Snapback is a process foreseen under the nuclear deal, formally called the Joint Comprehensive Plan of Action, which could culminate in the automatic restoration of all UN sanctions on Tehran 30 days after a complaint has been filed by one party.
The United States claimed it had triggered the mechanism in late August, although it had already quit the agreement in 2018 and reimposed its own unilateral sanctions on Iran.
Out of the 15 UNSC members, 13 countries expressed their opposition, arguing that the US move is void since it is no longer a participant. 
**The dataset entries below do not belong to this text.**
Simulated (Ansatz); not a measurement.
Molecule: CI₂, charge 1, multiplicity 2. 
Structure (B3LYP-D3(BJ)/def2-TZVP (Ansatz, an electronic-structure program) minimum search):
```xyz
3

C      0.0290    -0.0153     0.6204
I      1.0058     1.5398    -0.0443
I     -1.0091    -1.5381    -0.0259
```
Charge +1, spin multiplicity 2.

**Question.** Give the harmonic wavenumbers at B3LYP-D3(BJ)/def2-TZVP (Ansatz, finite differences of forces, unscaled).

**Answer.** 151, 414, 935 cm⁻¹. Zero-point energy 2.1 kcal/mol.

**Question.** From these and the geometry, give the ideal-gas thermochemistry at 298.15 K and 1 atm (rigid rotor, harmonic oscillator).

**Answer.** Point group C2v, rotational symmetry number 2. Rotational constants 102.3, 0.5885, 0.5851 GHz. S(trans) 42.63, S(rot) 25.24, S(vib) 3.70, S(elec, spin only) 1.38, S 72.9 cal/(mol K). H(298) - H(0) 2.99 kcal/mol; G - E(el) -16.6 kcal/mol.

Indonesia, the former president of UNSC, said it was “not in the position to take further action” on the US bid because there was no consensus in the 15-member body.
Niger, the next president, also announced that it stood by the same decision. 
"Permanent representatives of the UNSC member states and my predecessors at the post of the council’s president have already unambiguously commented on the illegitimacy of any American efforts in this regard," the Russian diplomat also said on Thursday.  
The US argued that it was entitled to use the process because UNSC Resolution 2231 that endorsed the nuclear deal still named it as a participant.
Despite all opposition, Washington asserted after the deadline that the UN restrictions had been restored and slapped new sanctions against Iran to underpin its statement. 
Other JCPOA parties, France, Germany, the United Kingdom, Russia and China refused to recognize the resumption of UN measures against Iran. 
Russia’s Foreign Minister Sergey Lavrov said last week that “these attempts using illegal means have no prospect of succeeding”.
The three European powers also said the actions were incapable of having any legal effect.
The impetus for US action was the impending expiry of a UN arms embargo on Iran in October and an effort to warn foreign actors that they will face American sanctions if they buy or sell arms to Iran.
“No matter who you are, if you violate the UN arms embargo on Iran, you risk sanctions,” US Secretary of State Mike Pompeo told a news conference after the announcement.
The UN Security Council had earlier rejected the US attempt to extend the arms ban indefinitely. 
Russian Foreign Ministry Spokeswoman Maria Zakharova said the UN Security Council’s plans in October under Moscow’s presidency will include ministerial debates on the Persian Gulf situation affected by the Iran-US conflict.
“The topicality of this issue is determined by the growth of crisis in the region, in part, against the backdrop of Washington’s heavy pressure on Iran and its efforts to undermine the implementation of JCPOA and Security Council Resolution 2231,” she told a press briefing on Thursday.